Based on the data on GDP data for the first three quarters of 2012, Finance Ministry has actualized the assessment of macroeconomic development, increasing GDP growth assessment of 2012 to 5%.
The restored GDP projection provides for a constant 3.7% growth in 2013 and 4% growth in future years, reports the ministry.
“Keeping in mind the situation in other EU countries and external factors, Latvia’s economic growth in 2012 will be higher than previously anticipated. We expect higher tax revenue to the state budget, as well as a smaller general state budget deficit. We need to continue down this road and manage our state wisely, following fiscal discipline and popular economic trends,” – comments Finance Minister Andris Vilks.
Even though economic growth in 2012 is expected to be higher than it was predicted in June 2012, the largest risks are still linked to the external environment and the situation in Eurozone. According to projections is international institutions, it is expected that Eurozone’s economic growth will remain negative not only in 2012, but in 2013 as well.
Up until now Latvia’s economy has been very resistant against the worsening of the external environment. However, in relation to the increase in 2013, it is necessary to remain cautious. The economic drop in Eurozone in the last two years means a general reduction of growth rate for Latvia as well. This is why the Finance Ministry preserves the current outlook for GDP growth at 3.7%, explains the ministry.
Actualized calculations are based on previously set fiscal goals. Fiscal policy following will continue in 2014-2016. The base of this policy will be the following of the anti-cyclic fiscal policy principle. It states that the realized fiscal policy that works against the trends of the economic cycle, i.e., limitation at the growing phase of the economic cycle and stimulation at the reducing phase.
Tax projections for 2014-2016 are developed based on the tax completion of 2012, new macroeconomic indexes, as well as the amendments made to legislation.

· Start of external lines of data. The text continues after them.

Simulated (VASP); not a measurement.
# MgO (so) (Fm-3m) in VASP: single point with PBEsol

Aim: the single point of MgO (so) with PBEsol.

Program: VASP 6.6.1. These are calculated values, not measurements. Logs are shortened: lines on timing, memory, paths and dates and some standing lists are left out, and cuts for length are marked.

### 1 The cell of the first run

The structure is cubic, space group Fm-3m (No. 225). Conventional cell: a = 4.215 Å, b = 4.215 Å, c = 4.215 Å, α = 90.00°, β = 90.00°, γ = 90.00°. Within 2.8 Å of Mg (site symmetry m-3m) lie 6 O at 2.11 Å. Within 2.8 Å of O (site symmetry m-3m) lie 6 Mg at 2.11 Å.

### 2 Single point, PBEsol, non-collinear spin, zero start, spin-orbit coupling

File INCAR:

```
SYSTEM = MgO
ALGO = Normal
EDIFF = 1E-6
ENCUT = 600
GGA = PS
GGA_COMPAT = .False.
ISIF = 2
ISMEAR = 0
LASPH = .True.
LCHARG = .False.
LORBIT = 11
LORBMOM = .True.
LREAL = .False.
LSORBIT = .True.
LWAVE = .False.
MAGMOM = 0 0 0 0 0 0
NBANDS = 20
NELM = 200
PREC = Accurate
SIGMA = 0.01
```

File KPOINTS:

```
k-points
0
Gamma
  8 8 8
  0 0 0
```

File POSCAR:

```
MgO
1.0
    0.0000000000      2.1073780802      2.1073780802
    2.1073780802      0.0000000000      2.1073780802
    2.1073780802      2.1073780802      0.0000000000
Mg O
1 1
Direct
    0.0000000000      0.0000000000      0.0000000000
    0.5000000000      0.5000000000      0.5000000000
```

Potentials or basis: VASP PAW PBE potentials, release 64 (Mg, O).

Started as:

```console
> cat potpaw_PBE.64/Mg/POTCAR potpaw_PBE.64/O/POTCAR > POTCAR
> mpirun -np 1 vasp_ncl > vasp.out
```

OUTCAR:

Last year’s tax completion is considered to be successful. In accordance with operative data, tax revenue of 2012 was 4 288.8 million LVL, which exceeds the tax plan by 1.4% (60.6 million LVL).
With that, the 2013 general budget revenue is planned with a 3.3% increase, compared to 2012. Compared with last year, tax revenue of 2014 is planned with a 2.3% increase, 2015 – with 2.2% and 2016 – with a 3.5% increase. The largest changes, compared with the previous projection, are related to workforce tax and VAT revenue.
According to general budget revenue and expenses outlook, as well as corrections made using the European System of Accounts, the predicted general state budget deficit of 2012 forms 1.2% of GDP and structural deficit of 0.6% of GDP. It is expected that the general state budget deficit of 2013 will be 1.4% of GDP, -0.8% in 2014, and -0.3% in 2015.